‘The Feast’ Film Review: Welsh Tale Serves Up Skimpy, Unsatisfying Horror

The scares are backloaded, so that by the time they happen, the audience has utterly lost interest

The Feast
IFC Midnight

You are cordially invited to “The Feast,” a feature-film debut from director Lee Haven Jones about an upper-crust family whose dinner plans are interrupted by unforgivable acts. And that’s just the part where they try to rope you into a moneymaking scheme.

Relax: It gets grosser from there.

Set against the backdrop of Welsh folklore (not that they’ll explain much of it), “The Feast” is an efficient, stark story about bad people getting what’s coming to them. Or perhaps words like “efficient” and “stark” are just cozy ways of saying “straightforward” and “simplistic.”

A young woman named Cadi (Annes Elwy, BBC’s “Little Women”) approaches a newly remodeled house in the Welsh countryside where she’s expected to help prepare a three-course meal for a small family and their dinner guests. It’s not a big job, and frankly, there isn’t much for Cadi to do other than set the table and skewer some vegetables. Nobody seems to notice when she runs off to spy on the residents, and it’s easy to overlook that she sometimes leaves traces of phantom mud behind her.

The mother, Glenda (Nia Roberts, “Washington”), is from the country and not especially proud of it. Her husband Gwyn (Julian Lewis Jones, “Justice League”) is a member of Parliament but not, apparently, a respectable one. Their eldest son Gweirydd (Sion Alun Davies, “Hidden”) is training for a triathlon but mostly treats his tight spandex as a fetish, and younger son Guto (Steffan Cennydd) likes to play guitar, eat shrooms, and complain about how much his family sucks.

Everyone is so focused on their abysmal little problems that they completely dismiss the strange behavior of Cadi, either because they only want her to do her job or because they view her as a potential sexual conquest. But the supernatural warning signs are blinking on and off, and brightly. There are, as they say in Shelbyville, “doings a-transpiring.” So we wait for those doings to transpire. And we wait, and we wait.

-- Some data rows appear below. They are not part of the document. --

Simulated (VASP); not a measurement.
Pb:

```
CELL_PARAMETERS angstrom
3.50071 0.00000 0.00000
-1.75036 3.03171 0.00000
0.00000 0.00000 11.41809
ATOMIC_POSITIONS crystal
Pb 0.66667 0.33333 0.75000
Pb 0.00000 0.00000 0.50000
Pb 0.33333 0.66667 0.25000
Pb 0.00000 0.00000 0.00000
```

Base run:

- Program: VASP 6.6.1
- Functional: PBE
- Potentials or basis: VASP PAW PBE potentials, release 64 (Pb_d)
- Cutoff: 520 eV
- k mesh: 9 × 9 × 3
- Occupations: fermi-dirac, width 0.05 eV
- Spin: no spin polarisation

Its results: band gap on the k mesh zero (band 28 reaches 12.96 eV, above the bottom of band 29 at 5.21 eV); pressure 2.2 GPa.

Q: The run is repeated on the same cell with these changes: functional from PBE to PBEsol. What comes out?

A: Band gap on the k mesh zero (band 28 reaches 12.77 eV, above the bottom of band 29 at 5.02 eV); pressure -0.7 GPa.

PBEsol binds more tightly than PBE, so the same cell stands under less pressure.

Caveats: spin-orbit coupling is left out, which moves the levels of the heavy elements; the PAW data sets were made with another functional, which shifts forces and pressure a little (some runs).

There’s a difference between “a slow burn” and “slow.” The temperature actually has to rise at least once in a while in order for suspense to percolate. Roger Williams’ screenplay is frustratingly content just to drop the set-up and then add little or no information until the film’s third act. Only in the last half hour does “The Feast” finally reveal that it has something resembling a plot, that its point is somewhat more specific than “these bad people are bad,” and that it really does intend to put these heartless jerks through the psychological and physical ringer.

There are images in “The Feast” that are truly gruesome, but the film is so backloaded that they feel less like a pay-off and more like a missed opportunity. The first two courses of this three-course meal were on the bland side. The third course is exciting, but by that point our appetite has waned, our interest in the company has dissipated, and we’re pretty much ready to go home.

None of this is the fault of the cast, who, to a one, know what their job really is. Elwy keeps the mystery of Cadi alive, tipping between innocent bewilderment and menacing machination in ways that make more sense as the film goes along. Davies is a right proper creep, a horror show even before the horror sets in. Even their boxy limbo of a house is giving a fine performance, always cold and wrong amidst the verdant fields of Wales.

There’s something to be said for the efficiency of “The Feast,” and the clever way it relies on wicked mythological terror without ever engineering an excuse to actually tell the audience about it. Jones and Williams simply assume we already know these stories, just like the characters would. Even if we have no idea what they’re talking about, we can infer from their reactions the nasty bullet points, so we get the basic gist of just how these a-holes have angered the horror-movie gods and what’s to become of them.

But if you’re going to be vague, why only be vague at the end? Sprinkling the ominous breadcrumbs throughout “The Feast” might have kept the film’s second act from dragging, or at the very least made it feel like we were being dragged toward something important. It’s an unfortunate miscalculation in an otherwise, stylish, mean, gross horror thriller. And it really brings down the whole party, watering down the scares. Some events are “Bring Your Own Beer,” but “The Feast” is “Bring Your Own Fear.”

“The Feast” opens Friday in U.S. theaters and on-demand.